'Run Away!' Nokia Siemens Retreats From GPON
Nokia Networks has beat a very brave retreat from the GPON (gigabit passive optical network) broadband access market, saying it will invest instead in next generation fiber-to-the-home (FTTH) technology and wait for carriers to move beyond GPON, Light Reading can exclusively reveal.
Responding to questions from Light Reading, a Nokia Siemens Networks (NSN) spokesman confirmed that the vendor "plans to focus on DSL technologies," including DSL as part of fiber-to-the-building and fiber-to-the-curb deployments, "and the next generation of optical access for when the market is ready, but we are not focused on GPON for FTTH. We are not investing in our existing GPON assets – we are waiting for what we call the next generation optical access [NGOA]."
Nokia Siemens is one of a number of major fixed network equipment vendors that have been trying to establish themselves as GPON suppliers to the major Tier 1 carriers globally, but it's had little success, winning only small deals in Kuwait and Denmark, while Canada's Telus Corp. (NYSE: TU; Toronto: T) is believed to have at least trialed the vendor's GPON MSAN (multiservice access node). (See Kuwait Opts for FTTH.)
With little headway made, putting a halt to GPON investments fits in with the company's stated strategy of putting its R&D dollars only into markets where it believes it can be a leader and make money. (See Nokia Siemens Gets Ruthless on R&D Focus.)
That leaves a little more breathing room for the likes of Alcatel-Lucent (NYSE: ALU), Ericsson AB (Nasdaq: ERIC), and Huawei Technologies Co. Ltd. , which have made greater headway in what is a growing market. (See Neuf Does GPON With AlcaLu, GPON Gets a 10G Look, Bright Prospects for GPON, AlcaLu: We're Not Just a GPON Player, BT Preps GPON Shortlist, and Ericsson Adds to Euro GPON Action.)
But the NSN spokesman denied the company was looking to sell off its GPON assets. "These assets are not for sale. We will continue to support existing customers, but not invest any further in GPON. In addition, some existing key resources will be moved from GPON onto NGOA," he stated, though he couldn't be totally specific about the details of NGOA.
Heavy Reading chief analyst Graham Finnie has an idea where NSN might be heading with its FTTH home strategy, but he also thinks its current decision is something of a gamble.
"It's surprising they've decided to do this. GPON is where the action is for the next few years where the Tier 1 carriers are concerned, and Nokia Siemens is a Tier 1 vendor," says Finnie. "Even if they focused on point-to-point fiber access in the future, I imagine the Tier 1 carriers will be looking for a mixture of GPON and point-to-point capabilities. This looks like quite a risky move."

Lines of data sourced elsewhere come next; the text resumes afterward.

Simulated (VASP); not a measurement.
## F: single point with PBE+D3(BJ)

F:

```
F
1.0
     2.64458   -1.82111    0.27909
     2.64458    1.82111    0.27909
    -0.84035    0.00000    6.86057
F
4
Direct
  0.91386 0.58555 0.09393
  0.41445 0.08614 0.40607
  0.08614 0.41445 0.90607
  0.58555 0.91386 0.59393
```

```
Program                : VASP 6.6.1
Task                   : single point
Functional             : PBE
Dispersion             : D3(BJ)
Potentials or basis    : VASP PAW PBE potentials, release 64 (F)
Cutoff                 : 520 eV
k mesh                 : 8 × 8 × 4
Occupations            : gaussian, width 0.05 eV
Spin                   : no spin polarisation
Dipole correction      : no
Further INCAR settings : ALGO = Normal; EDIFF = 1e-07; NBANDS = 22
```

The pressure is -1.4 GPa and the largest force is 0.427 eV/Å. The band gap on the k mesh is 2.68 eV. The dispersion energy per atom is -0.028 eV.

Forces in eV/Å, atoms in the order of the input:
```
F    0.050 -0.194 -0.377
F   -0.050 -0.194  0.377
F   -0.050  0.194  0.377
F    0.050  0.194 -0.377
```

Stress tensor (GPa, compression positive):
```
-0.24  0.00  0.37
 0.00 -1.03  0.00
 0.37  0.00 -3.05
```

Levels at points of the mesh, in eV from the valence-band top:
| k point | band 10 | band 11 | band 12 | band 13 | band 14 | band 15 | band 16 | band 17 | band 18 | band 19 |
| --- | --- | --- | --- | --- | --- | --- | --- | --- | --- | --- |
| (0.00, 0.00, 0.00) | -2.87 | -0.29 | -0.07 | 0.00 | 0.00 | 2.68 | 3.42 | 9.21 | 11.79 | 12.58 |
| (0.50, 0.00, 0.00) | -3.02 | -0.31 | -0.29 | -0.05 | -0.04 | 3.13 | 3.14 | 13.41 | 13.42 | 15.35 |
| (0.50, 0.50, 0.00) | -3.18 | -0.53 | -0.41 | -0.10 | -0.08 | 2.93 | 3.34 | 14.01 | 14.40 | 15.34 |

At the same time, though, Finnie believes NSN couldn't have matched its peers: "I can't see that NSN would manage to be anything higher than the No. 4 player in GPON. Alcatel-Lucent, Ericsson, and Huawei are all desperate to be the No. 1 player and are highly competitive. I can't see any way NSN could be the No. 1 or No. 2 player in GPON."
Instead, Finnie believes NSN will leverage its investment in Korean vendor DASAN Zhone Solutions Inc. , an access and optical equipment specialist in which Nokia Siemens owns a 56 percent stake. (See Siemens Converges in Venice.)
Dasan has already developed a next-generation optical access platform based on WDM PON, a technology that is rapidly becoming the hot access topic of the summer. (See Ericsson Joins Cost-Cutting WDM-PON Team, WDM PON: Sooner Rather Than Later?, NXTcomm Preview: GPON & WDM-PON, and Tellabs Lays Out WDM-PON Plan.)
And NSN has also expressed an interest in exploring the possibilities of a technology known as long reach, or XL, PON that, in theory, can connect hundreds of customers at distances of up to 100 kilometers, though this is some years away from being a commercial technology, the vendor told Light Reading earlier this year.